User:Iritscen/PageCountAudit
This page looks into the math that is used by MediaWiki to give various page counts.
Magic words
These first two magic words provide easy answers to the amount of content on the wiki, but are they accurate and useful?
NUMBEROFPAGES: 4,642
MW code says: Simply count all entries in page table.
Iritscen says: Though problematic in the past, this magic word now matches the grand total (see below) of all PAGESINNS counts, including files and redirects. However, we don't really want to display that catch-all number on our main page.
NUMBEROFARTICLES: 901
MW code says: If the count method global is set to 'link', the software gets a distinct count of the entries in the pagelinks table, "pl_from" field, that match those page ids. In other words, it filters out pages that do not link to other pages (the reasoning presumably being that "those aren't real wiki pages" if they're not connecting to anything else). It also filters out redirects. If the method is set to 'comma', it counts all non-blank pages (yes, really).

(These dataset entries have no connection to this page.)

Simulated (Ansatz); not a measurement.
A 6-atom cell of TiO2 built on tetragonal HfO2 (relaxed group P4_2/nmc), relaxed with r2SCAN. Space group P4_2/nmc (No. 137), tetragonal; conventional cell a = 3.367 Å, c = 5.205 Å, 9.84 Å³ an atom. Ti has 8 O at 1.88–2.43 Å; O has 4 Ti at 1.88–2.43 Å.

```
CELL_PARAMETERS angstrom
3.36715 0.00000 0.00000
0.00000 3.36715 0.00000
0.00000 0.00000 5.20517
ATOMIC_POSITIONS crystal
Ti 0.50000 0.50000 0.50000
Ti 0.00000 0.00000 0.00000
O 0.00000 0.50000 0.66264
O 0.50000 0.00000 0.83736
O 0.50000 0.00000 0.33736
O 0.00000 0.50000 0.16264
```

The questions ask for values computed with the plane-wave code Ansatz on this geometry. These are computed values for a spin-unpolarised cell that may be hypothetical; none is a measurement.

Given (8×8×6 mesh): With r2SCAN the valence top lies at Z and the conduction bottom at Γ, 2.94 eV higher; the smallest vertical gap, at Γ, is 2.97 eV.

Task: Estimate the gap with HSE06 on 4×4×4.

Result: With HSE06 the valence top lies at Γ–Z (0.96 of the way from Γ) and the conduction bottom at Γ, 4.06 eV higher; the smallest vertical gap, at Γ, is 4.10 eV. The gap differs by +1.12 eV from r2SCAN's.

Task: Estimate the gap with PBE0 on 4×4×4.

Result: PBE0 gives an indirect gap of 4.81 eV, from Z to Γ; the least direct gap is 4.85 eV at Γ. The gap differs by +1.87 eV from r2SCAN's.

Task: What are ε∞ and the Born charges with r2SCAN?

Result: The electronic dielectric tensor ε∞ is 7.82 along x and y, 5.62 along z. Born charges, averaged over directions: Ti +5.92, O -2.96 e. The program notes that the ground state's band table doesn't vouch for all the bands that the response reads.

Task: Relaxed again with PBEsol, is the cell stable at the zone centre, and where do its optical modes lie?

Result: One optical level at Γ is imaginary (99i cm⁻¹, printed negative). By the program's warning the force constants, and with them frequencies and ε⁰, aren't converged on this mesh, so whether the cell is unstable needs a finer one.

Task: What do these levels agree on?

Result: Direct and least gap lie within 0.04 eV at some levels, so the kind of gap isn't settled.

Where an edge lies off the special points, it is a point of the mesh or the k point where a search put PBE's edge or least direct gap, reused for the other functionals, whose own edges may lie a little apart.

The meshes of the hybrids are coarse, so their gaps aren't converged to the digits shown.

Iritscen says: Okay, $wgArticleCountMethod has now been set to 'comma'. (Note: As of MW 1.31, "The 'comma' value for $wgArticleCountMethod is no longer supported for performance reasons, and installations with this setting will now work as if it was configured with 'any'." It appears that 'any' will return the same result, counting all pages that are not redirects.)
PAGESINNS, AKA PAGESINNAMESPACE: These counts agree with the number of pages displayed for each namespace on the Special:AllPages page, which provides some much-needed verifiability. However, since Allpages counts redirect pages, that means that PAGESINNS does too. Therefore, we can't use a straight sum of PAGESINNS results as our page count. See final section for the adjusted number.
PAGESINNS breakdown:
Namespace | ID | Page count |
---|---|---|
Media | -2 | <not available> |
Special | -1 | <not available> |
Main | 0 | 749 |
Talk | 1 | 113 |
User | 2 | 123 |
User talk | 3 | 51 |
OniGalore | 4 | 15 |
OniGalore talk | 5 | 2 |
File | 6 | 2,665 |
File talk | 7 | 17 |
MediaWiki | 8 | 39 |
MediaWiki talk | 9 | 1 |
Template | 10 | 131 |
Template talk | 11 | 6 |
Help | 12 | 2 |
Help talk | 13 | 2 |
Category | 14 | 191 |
Category talk | 15 | 6 |
BSL | 100 | 60 |
BSL talk | 101 | 6 |
OBD | 102 | 191 |
OBD talk | 103 | 36 |
AE | 104 | 23 |
AE talk | 105 | 15 |
Oni2 | 108 | 37 |
Oni2 talk | 109 | 18 |
XML | 110 | 125 |
XML talk | 111 | 18 |
All articlespaces (without File) totalled using PAGESINNS: 1686
All talkspaces totalled using PAGESINNS: 274
All contentspaces (as currently defined in $wgContentNamespaces = {0, 2, 100, 102, 104, 108, 110}) totalled using PAGESINNS: 1308
The grand total for all namespaces (including File) is: 4642
Redirects
There were 305 redirects as of 4/5/13 according to Special:ListRedirects.
Redirect breakdown:
- Main: 267
- Talk: 0
- Help: 1
- Help talk: 1
- File: 0
- File talk: 0
- AE: 5
- AE talk: 1
- BSL: 2
- BSL talk: 0
- OBD: 22
- OBD talk: 0
- OniGalore: 3
- Oni2: 3
- Oni2 talk: 0
- User: 0
- User talk: 0
- XML: 0
- XML talk: 0
Conclusion
NUMBEROFPAGES is too broad to be useful, but now that the page-count method is 'comma', I am able to reconcile NUMBEROFARTICLES with PAGESINNS. PAGESINNS in turn reconciles with AllPages, which lists each page onscreen and is thus verifiable by a direct count (which I have done in the past). So to see how the math works out, we can get the directly-verifiable count by using PAGESINNS on all "content" namespaces, and then manually subtracting redirects as counted above.
Namespaces Main, User, BSL, OBD, XML, AE, and Oni2 totaled using PAGESINNS: 1308
Minus redirects that I've counted in those namespaces: 1009
At the time of this writing (4/5/13), my personal total is only two higher than the value returned by NUMBEROFARTICLES, which is certainly an acceptable margin of error. So it looks like NUMBEROFARTICLES is reliable!